MONEY TALKS – Congratulations, you finally finished your 2016 tax return (with 4 days to spare). If you, like most Americans, just sighed in relief and thought to yourself “thank goodness I don’t have to worry about my taxes for another eight months”; unfortunately, you couldn’t be further from the truth. This common line of thinking often gets taxpayers in trouble because waiting until January of 2018 leaves you with limited tax planning options and very little control over the size of the check you write, when filing your tax return. To get a jump start on the tax year, here are a few planning strategies you should be thinking about now so you can take control over your taxes before it’s too late.
- Adjust Tax Withholdings – The majority of salaried employees receive a Form W-2 (Wage and Tax Statement) in early February showing their wages earned (Box 1) along with their Federal income tax withheld (Box 2). What you may not know is the amount withheld is generally dependent on two factors; your taxable wages and how you filled out Form W-4 (Employee’s Withholding Allowance Certificate) on your first day of work. If you owed money with your 2016 tax return, then you should consider adjusting your withholding so more tax is withheld. Rather than messing around with the number of allowances you are claiming, which confuses most people, the easiest way to increase the amount you want withheld from each paycheck is to simply write the dollar amount on Line 6. Conversely, if you received a large refund (over $1,000) then too much is being withheld from your paychecks. While it’s nice getting money back in April, if you are receiving a refund year over year then you are essentially giving the government an interest free loan. Lowering the amount of allowances you claim will reduce the amount withheld from each paycheck, giving you more money to invest throughout the year.
- Manage Retirement Contributions – The easiest way to reduce your taxable income is by contributing to a qualified retirement plan such as a 401(k). The employee contribution limits for a 401(k) are $18,000 for those under 50 years old and $24,000 for those north of the border. Ideally, from a tax standpoint, you should be maxing out your contributions to lower the amount of income subject to taxation. If you aren’t sure how much you contributed last year, take a look in Box 12 of your W-2. You should see the letter D followed by a number, which was your 2016 401(k) contributions. If that number is below your respective contribution limit, increase your contributions to maximize your tax savings.

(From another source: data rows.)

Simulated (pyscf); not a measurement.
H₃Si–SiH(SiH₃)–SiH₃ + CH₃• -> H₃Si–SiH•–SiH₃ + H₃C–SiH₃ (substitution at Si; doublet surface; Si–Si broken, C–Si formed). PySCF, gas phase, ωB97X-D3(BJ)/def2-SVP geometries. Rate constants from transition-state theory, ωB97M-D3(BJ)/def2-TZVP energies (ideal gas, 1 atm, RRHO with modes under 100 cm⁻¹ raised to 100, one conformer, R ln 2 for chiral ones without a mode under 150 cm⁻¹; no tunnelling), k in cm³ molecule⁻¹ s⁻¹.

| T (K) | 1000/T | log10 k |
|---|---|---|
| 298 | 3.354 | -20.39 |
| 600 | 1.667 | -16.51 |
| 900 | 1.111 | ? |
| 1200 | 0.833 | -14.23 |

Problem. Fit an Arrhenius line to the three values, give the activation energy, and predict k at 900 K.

- Spring Clean – Donating clothing and household items to a qualified charity is a great way to save on taxes because the fair market value of your contributions is tax deductible. Household items include furniture and furnishings, electronics, appliances, linens, and other similar items. Keep in mind that you can’t take a deduction for clothing or household items unless they are in good used condition or better. One area often overlooked is recordkeeping. Remember that the burden of proof is always on the taxpayer, not the IRS. If you gave property, you should keep a receipt or written statement from the organization you gave the property to, or a reliable written record, that shows the organization’s name and address, the date and location of the gift, and a description of the property.
As with most areas of life, proper planning is crucial to achieving your goals. Tax planning is a fundamental component of any good financial plan. The key take away here should be that it’s much more effective implementing tax strategies now rather than waiting until the next year’s W-2 shows up in the mail.